Overview

March 12, 2015

For every run scored, a run is allowed. That’s cemented in the rules of the game and the laws of physics. To score a run, someone else has to let a run score. While most of that allowance belongs to the pitcher, there are eight other players on the field with him at any given moment and they deserve some of the blame or credit for how often a run does or doesn’t score.

Unfortunately, for most of baseball history, we’ve had exceptionally lousy practices for measuring defense. Errors and fielding percentage seem to make sense at first but if you peel back the onion at all, they just don’t get the job done. Defense is a meaningful slice of run prevention and we care about measuring run prevention, ergo, we need to do a decent job of measuring defense. How do we go about doing that?

Recently, we’ve settled on defensive metrics measured in “runs saved.” The two most popular ones are Defensive Runs Saved (DRS) and Ultimate Zone Rating (UZR), but there are other efforts to capture the same idea. How many runs does a player prevent while playing the field? That fundamental question sets up everything we’re doing with respect to defensive statistics. There may be other ways to measure skill, and skill certainly predicts the future better than past results, but if we want to measure how well we believe a player has performed, we want to measure the runs he has prevented.

Defensive metrics are not perfect. They suffer from sample size issues, measurement errors, and data availability flaws. To their credit, however, hitting and pitching stats have many of the same types of flaws, we’re just less forgiving about those.

This page will offer an overview of why we need defensive metrics and how they work. Click around to the other pages for specific information on individual metrics.

*****

Why Errors and Fielding Percentage Come Up Short

For decades, the basic measurements of defensive performance were errors and fielding percentage. We used to judge players based on how well they avoided making errors on balls they fielded. If you didn’t kick the ball or let a throw sail wide, you were considered a quality defender. Certainly, those who were able to watch enough games developed a sense about which players were better defenders, but from a statistical standpoint, all we had were errors, assists, and putouts.

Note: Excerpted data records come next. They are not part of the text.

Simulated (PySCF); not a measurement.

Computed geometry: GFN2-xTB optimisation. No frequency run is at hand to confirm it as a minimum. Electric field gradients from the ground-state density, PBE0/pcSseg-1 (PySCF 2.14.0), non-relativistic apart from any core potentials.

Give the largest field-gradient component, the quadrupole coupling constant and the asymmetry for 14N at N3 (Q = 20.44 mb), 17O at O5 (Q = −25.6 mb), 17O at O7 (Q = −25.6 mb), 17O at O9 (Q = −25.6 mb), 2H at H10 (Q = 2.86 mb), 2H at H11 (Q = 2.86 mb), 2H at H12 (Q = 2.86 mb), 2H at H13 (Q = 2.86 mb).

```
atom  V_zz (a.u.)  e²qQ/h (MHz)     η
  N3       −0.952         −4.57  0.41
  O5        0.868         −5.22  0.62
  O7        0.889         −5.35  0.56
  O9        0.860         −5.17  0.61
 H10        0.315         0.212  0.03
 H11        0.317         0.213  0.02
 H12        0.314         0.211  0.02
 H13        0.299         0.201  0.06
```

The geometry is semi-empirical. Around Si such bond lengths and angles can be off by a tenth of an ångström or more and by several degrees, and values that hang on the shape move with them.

These statistics aren’t very useful, however. You certainly want to avoid errors because in order for something to be called an error you have, by definition, failed to convert a batted ball into an out. Yet there are two key problems with errors. First, they are determined by official scorers who don’t always make the right decision. Human error isn’t a problem, per se, but you’ve all seen enough scoring decisions to be skeptical about the quality of their decision making.

More importantly, however, is that errors are a subset of misplays. Even if official scorers got the rule book definition exactly right and perfectly uniform, we would still be ignoring a huge portion of bad defensive plays. Think back to a moment when you watched a player get a horrible jump on an easy ball. Think about the time an infielder took too long to get the ball out of their glove. Picture an easy pop fly falling four feet from the second baseman. None of those are errors even though they are relatively easy plays.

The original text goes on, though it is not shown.